In The Voices of Silence (1952), André Malraux speculated that advances in photography and printing were on the brink of ushering in the age of “the museum without walls,” putting at our fingertips resources that would “carry infinitely farther that revelation of the world of art … which the ‘real’ museums offer within their walls.”

Yes, well. It has turned out, of course, that walls are the one thing museums cannot get enough of. Everywhere one looks, museums are engaged in “ambitious” (i.e., huge and expensive) expansions. This is especially true of that vaguely oxymoronic phenomenon, the museum of contemporary art. The Solomon R. Guggenheim Museum—what might be more accurately called the Guggenheim Consortium—was a pioneer in this dubious development. Under the entrepreneurial directorship of Thomas Krens, the museum did not simply expand, it went global, consigning its permanent collection of modernist masterpieces to adjunct status and adding outlets —er, that is, branches—not only in SoHo but also around the world. The most recent one is Frank Gehry’s titanium-clad structure in Bilbao, Spain, which gobbled up a season’s worth of adulation and publicity.

If the Guggenheim was in the vanguard, other institutions have been quick to catch up. Consider the Museum of Modern Art in New York. Some months ago in this space, we reported on MOMA’s new plans to embark on the largest expansion in its sixty-year history. It somehow seemed appropriate that part of the expansion was to be into space now occupied by an abandoned hotel: “here today, gone tomorrow” might well be the motto of many museums of modern art these days. More and more, it seems, museums are bent on what MOMA’s director Glenn D. Lowry described--apparently without irony—as “privileging the contemporary.” What this means in practice, we pointed out, is that the museum will compromise on its curatorial obligations for the sake of more ephemeral rewards: publicity, box office triumphs, and what Tina Brown has taught us to call “buzz.”

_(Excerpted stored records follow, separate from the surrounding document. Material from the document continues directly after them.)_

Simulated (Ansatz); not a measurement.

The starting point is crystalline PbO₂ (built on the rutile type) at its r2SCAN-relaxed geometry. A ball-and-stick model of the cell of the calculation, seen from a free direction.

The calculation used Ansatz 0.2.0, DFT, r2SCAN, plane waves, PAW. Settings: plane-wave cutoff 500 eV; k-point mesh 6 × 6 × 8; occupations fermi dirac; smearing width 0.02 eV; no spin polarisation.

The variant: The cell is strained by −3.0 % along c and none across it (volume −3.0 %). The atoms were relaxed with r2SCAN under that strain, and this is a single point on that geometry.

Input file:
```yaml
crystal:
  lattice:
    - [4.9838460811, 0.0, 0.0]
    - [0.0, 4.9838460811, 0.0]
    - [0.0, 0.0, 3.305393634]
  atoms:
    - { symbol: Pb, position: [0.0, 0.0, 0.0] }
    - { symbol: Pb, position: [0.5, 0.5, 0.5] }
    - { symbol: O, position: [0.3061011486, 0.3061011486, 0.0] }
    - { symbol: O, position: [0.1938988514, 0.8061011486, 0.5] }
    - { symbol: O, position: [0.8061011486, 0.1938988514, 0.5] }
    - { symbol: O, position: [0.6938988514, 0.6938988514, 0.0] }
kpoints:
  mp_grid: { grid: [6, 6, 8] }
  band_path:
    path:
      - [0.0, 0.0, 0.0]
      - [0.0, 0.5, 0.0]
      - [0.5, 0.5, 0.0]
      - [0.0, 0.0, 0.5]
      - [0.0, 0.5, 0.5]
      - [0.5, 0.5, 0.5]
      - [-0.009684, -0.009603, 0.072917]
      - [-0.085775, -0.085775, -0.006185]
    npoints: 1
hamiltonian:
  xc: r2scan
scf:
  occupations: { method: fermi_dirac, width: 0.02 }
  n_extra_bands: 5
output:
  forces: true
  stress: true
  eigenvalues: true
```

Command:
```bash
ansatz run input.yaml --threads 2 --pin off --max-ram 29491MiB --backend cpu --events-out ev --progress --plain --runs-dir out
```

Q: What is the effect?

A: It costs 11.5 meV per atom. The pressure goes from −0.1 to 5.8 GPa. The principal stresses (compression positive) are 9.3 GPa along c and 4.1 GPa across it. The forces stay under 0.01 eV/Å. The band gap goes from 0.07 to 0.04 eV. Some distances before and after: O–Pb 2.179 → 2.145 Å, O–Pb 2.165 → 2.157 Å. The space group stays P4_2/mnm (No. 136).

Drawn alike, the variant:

Museums in other countries, too, have been quick to follow suit. London’s Tate Gallery is a case in point. The museum recently opened large branches in Liverpool and St. Ives; it is undertaking a gigantic expansion of its “home” galleries in Millbank, London; and it is in the concluding stages of converting a huge disused power station directly across from St. Paul’s in Bankside into the Tate Gallery of Modern Art at a cost of £134 million (due to open in May 2000). When Tate officials came to New York last spring to publicize their new museum of modern art—the presentation, appropriately, was held at MOMA—they might as well have been announcing a new theme park for the Disney company. Attendance figures loomed large in the presentation: we forget how many millions of visitors per year were predicted. A slick video was shown that might have been advertising the latest copy machine or roadster. Our tour of the construction site in London this summer did nothing to dispel the impression of the higher hucksterism. We predict that, like so many industrial spaces that have been converted into art galleries, the best thing about the Tate Gallery of Modern Art will be its building.

This is small consolation, however. For at the Tate, as at MOMA and virtually every other gallery or art museum devoted to contemporary art, a battle is being waged. It is a battle to determine the basic principles that will guide museums in the coming decades. Will connoisseurship and aesthetic discrimination provide the lead? Or will publicity considerations be allowed to trump artistic considerations? Will quality prevail? Or will quantity triumph?

We are not optimistic. For not only have museums of modern and contemporary art rushed to embrace “the new”—or what they believe to be new—at any cost, but similar imperatives are increasingly at work at traditional art institutions. An especially grim augury was the news that Malcolm Rogers, the director of Boston’s Museum of Fine Arts, had undertaken a program of what we might call “aesthetic cleansing.” At the end of June, Mr. Rogers suddenly announced that the museum, in addition to embarking on a huge building program, was going to be “restructured.” He eliminated eighteen positions, summarily dismissed two highly regarded and long-serving curators (one day they were told to clean out their desks and be gone by 3:00 P.M.), and amalgamated the museum’s departments into what The New York Times rightly called “mega-departments,” organized not according to medium but geographically. “The new Art of the Americas department,” the Times reported, “unites the departments of American paintings, American decorative arts and pre-Columbian art, while Art of Europe combines European paintings and European decorative arts.” The message could not be clearer: at the Museum of Fine Arts, multicultural goulash would henceforth be given priority over aesthetics and art historical scholarship. “An art gallery,” André Malraux also wrote in The Voices of Silence, “is one of the places which show man at his noblest.” That was in 1952. We wonder what, were he still with us, he would say about the art gallery of today.